Search code examples
regex

Regex to convert a string form to another


I've two strings of forms as below

  1. ,ghjgc b: Int)
  2. ,ghjg, b: Int)

I want the word before : to be removed - However, if the word is preceded by , - I don't want removal to happen. Thus, the output for the strings above would be

  1. ,ghjgc : Int)
  2. ,ghjg, b: Int)

I've written the regex as [^,] [^:[:space:]]*: - however it gives output as

  1. ,ghjg : Int) //note that 'c' at the end of ghjg is also removed
  2. ,ghjg, b: Int) //this is as expected

This problem is happening probably because at the start of regex, I have [^,] that also adds one character before space a part of regex. Need help in getting this fixed

I do much more processing on the string and thus my sed command looks like:

sed -e ' s/^.*func \{1,\}// s/ *\->.*$// s/:[^,)]\{1,\}/:/g s/(?<!,) [^:[:space:]]+:/\1:/g s/[, ]//g ' <<< "$string"

and I am getting compiler error at 5th line (line index starting from 1)


Solution

  • You may use

    ((^|[^,]) +)[^:[:space:]]+:
    

    and replace with \1:. See the regex demo.

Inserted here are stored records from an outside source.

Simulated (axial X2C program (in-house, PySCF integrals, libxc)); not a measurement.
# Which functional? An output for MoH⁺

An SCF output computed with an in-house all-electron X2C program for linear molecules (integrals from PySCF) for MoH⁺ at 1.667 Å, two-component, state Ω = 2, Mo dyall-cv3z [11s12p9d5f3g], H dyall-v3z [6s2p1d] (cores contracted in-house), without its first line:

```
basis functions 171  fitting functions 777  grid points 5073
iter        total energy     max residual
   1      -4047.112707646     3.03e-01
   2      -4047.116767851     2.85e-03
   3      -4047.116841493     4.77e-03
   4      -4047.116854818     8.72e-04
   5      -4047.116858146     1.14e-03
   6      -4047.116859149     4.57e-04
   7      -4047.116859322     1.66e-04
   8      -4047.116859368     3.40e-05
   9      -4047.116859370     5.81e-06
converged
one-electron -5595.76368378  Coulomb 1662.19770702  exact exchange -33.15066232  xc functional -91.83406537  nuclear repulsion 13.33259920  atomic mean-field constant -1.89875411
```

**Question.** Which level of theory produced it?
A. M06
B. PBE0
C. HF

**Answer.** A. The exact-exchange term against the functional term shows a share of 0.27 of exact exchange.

    The point is to match either start of string or any char other than , + one or more spaces, and capture them into group #1, and then restore it with a $1 backreference.

    SED demo:

    echo ",ghjgc b: Int)" | sed -E 's/((^|[^,]) +)[^:[:space:]]+:/\1:/g'
    

    or a BRE version (demo):

    echo ",ghjgc b: Int)" | sed 's/\(\(^\|[^,]\) \{1,\}\)[^:[:space:]]\{1,\}:/\1:/g'
    

    OSX sed note: The BRE version that you have to use does not support \|, so you can't use alternation, and you can't have a match at the start of the string or at the char other than , in the same regex. Use

    's/\([^,] \{1,\}\)[^:[:space:]]\{1,\}:/\1:/g'
    

    and then, if you need matches of this kind at the start of the string:

    's/^\( *\)[^:[:space:]]\{1,\}:/\1:/'